III-V Nanostructures in Silicon
The downscaling and stressor technology of Si based devices is extending the performance of the silicon channel to its limits. One solution for the performance progress which can overcome the downsizing limit in silicon technology is the integration of different functional optoelectronic elements within one chip. Moreover, the power consumption of the microprocessors can be significantly reduced using photons instead of electrons for computer chip communication. As non-silicon transistor channel materials for future high-speed and low power logic CMOS applications III-V compound semiconductors have a huge potential. The remaining open question is which technology integrating III-V compound semiconductors with silicon will be used.
We propose to realize a compact, CMOS compatible and fully integrated solution for the integration of III-V compound semiconductors with silicon technology for optoelectronic applications. The III-V nanostructured semiconductors (InAs, GaAs or InP) are synthesized in either silicon or SOI wafers using the combined ion implantation and millisecond flash lamp annealing (FLA) techniques.
Fig. 1. Schematic overview of the integration of III-V compound semiconductors in SOI wafers and SEM image of implanted, annealed and etched sample containing InAs QDs.
Based on sequential ion implantation, post-implantation millisecond range FLA and selective chemical etching (Fig. 1), high quality heterojunction consisting of InAs or InP single-crystal nanodots on silicon fingers have been obtained (see Fig. 2).
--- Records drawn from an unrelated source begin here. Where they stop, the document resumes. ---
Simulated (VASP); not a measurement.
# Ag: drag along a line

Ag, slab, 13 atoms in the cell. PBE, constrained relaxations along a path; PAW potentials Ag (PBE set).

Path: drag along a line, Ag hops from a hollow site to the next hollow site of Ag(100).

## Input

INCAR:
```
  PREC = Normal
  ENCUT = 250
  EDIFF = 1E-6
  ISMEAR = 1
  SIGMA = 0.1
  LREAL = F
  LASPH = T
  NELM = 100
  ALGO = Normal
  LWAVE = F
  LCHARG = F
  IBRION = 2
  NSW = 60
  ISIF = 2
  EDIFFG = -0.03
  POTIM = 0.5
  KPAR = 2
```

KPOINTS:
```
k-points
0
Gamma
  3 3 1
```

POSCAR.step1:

Fig. 2. Semilogarithmic I-V characteristic of an n-InAs/p-Si heterojunction at room temperature on a semilogarithmic scale (a). The inset displays the topography of the surface. The HRTEM image in (b) shows the structure of such a heterojunction.
Silicon-on-insulator is one of the most advanced Si-based materials for high performance devices and integrated circuits. SOI wafers with 90 nm p-type silicon on 140 nm SiO2 were implanted with In and As or In and P ions to obtained InAs or InP QDs, respectively. The data obtained by µ-Raman spectroscopy (Fig. 3) directly confirms the (111) oriented crystalline III-V nanostructures formation on SOI wafers.The use of a mask layer patterned by ebeam lithography allows the formation of quantum dots at defined positions (Fig. 4). Finally, this technique enables the formation of such a heterojunction in a nanowire (Fig. 5).
Fig. 3. µ-Raman spectra of a III-V nanostructure in SOI wafers consisting of InAs (a) and InP (b) crystals. The insets (a) and (b) show a cross-sectional TEM image of single InAs QDs and a SEM image of InP QDs with well-defined InP trenches, respectively.
Fig. 4. AFM topography of In and As implanted, annealed and selectively etched samples. The implantation area was 200×200 nm2 (a), 500×500 nm2 (b), 2000×100 nm2 (c) and 2000×400 nm2 (d). The indium spatial distribution obtained by µ-Auger spectroscopy and SEM image of InAs QD is shown in (e) and (f), respectively.
Fig. 5. Si nanowire with an InAs segment. The nanowire was grown via the VLS mechanism (vapor-liguid-solid growth mechanismus).